Israeli envoy: We should delay UNESCO exit
Israel should delay its planned December exit from UNESCO given the positive steps the organization has taken to reform its anti-Israel bias, Ambassador Carmel Shama Hacohen told The Jerusalem Post on Wednesday.
“I was the first to recommend leaving the organization after the United States announced it would depart,” he said. “But now Israel shouldn’t ignore the new spirit that is blowing in its direction from UNESCO.
“Together with the US, we should reevaluate the question of leaving or at least weigh the possibility of a certain delay so we send a positive signal to all involved.
“As long as the politics and the obsessive pursuit of Israel remains in the past, Israel has an interest in engaging positively with other nations in the world, especially with our neighbors on the issues of education and science.”
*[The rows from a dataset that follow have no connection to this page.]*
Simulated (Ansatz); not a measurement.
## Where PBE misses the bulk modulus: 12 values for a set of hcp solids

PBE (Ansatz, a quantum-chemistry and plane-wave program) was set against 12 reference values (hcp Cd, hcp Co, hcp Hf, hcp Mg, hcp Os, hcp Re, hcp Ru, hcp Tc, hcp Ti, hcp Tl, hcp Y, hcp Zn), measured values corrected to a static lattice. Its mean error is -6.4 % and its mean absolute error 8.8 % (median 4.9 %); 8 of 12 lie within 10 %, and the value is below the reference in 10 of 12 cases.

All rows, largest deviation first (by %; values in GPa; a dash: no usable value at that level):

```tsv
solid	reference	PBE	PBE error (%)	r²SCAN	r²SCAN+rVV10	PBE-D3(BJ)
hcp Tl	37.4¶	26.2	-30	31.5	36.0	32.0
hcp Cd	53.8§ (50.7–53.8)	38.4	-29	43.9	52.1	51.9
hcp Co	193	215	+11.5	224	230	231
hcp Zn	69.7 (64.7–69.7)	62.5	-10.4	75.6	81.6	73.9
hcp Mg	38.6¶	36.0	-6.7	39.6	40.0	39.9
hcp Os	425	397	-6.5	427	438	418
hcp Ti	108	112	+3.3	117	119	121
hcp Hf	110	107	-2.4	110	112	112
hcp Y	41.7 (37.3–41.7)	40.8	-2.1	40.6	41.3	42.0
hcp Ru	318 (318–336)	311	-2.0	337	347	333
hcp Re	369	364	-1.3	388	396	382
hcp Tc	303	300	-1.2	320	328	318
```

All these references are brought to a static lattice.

Shama Hacohen made his comments to reporters from Paris, as UNESCO’s World Heritage Committee began its annual meeting in Bahrain this week. The meeting ends on July 4.
Last year, the Israeli-Palestinian conflict dominated the headlines at the Krakow World Heritage Committee meeting. The group inscribed Hebron’s Old Town and the Tomb of the Patriarchs to the Palestinian Authority, and disavowed Israeli sovereignty over Jerusalem.
In the last four years, UNESCO has been one of Israel’s most intense battle grounds with regard to anti-Israeli bias at the UN.
The Palestinians in that time pushed forward a series of resolutions, particularly at UNESCO’s Executive Board, designed to promote a Muslim-only narrative with regard to the Temple Mount, Judaism’s holiest site, which is also known as al-Haram al-Sharif.
To protest that bias, the United States announced last year that it planned to withdraw from the organization at the end of 2018. Israel followed suit and said it would leave with the US.
But the tide turned after that move, and UNESCO began to delay votes on what had become known as the “Jerusalem resolution.”
UNESCO Director-General Audrey Azoulay took further steps to put a damper on such activity.
As a result, no votes have been taken on such resolutions in a year, Shama Hacohen said, crediting Israeli diplomatic efforts.
“Since the Krakow conference, we have had a quiet year,” he said. “It’s a dramatic change. [UNESCO], which was the most active international organization against Israel, has become its quietest arena.”
As part of that shift, the World Heritage Committee delayed votes on Jerusalem and Hebron until next year.
“The consensus at the #WHC on the Middle East resolutions is a win-win situation,” Azoulay said on Twitter.
She added that UNESCO could play a facilitator role thanks to the “commitment of Palestinian, Israeli and Jordanian delegations. It opens the way to less political tensions and more work on the ground.”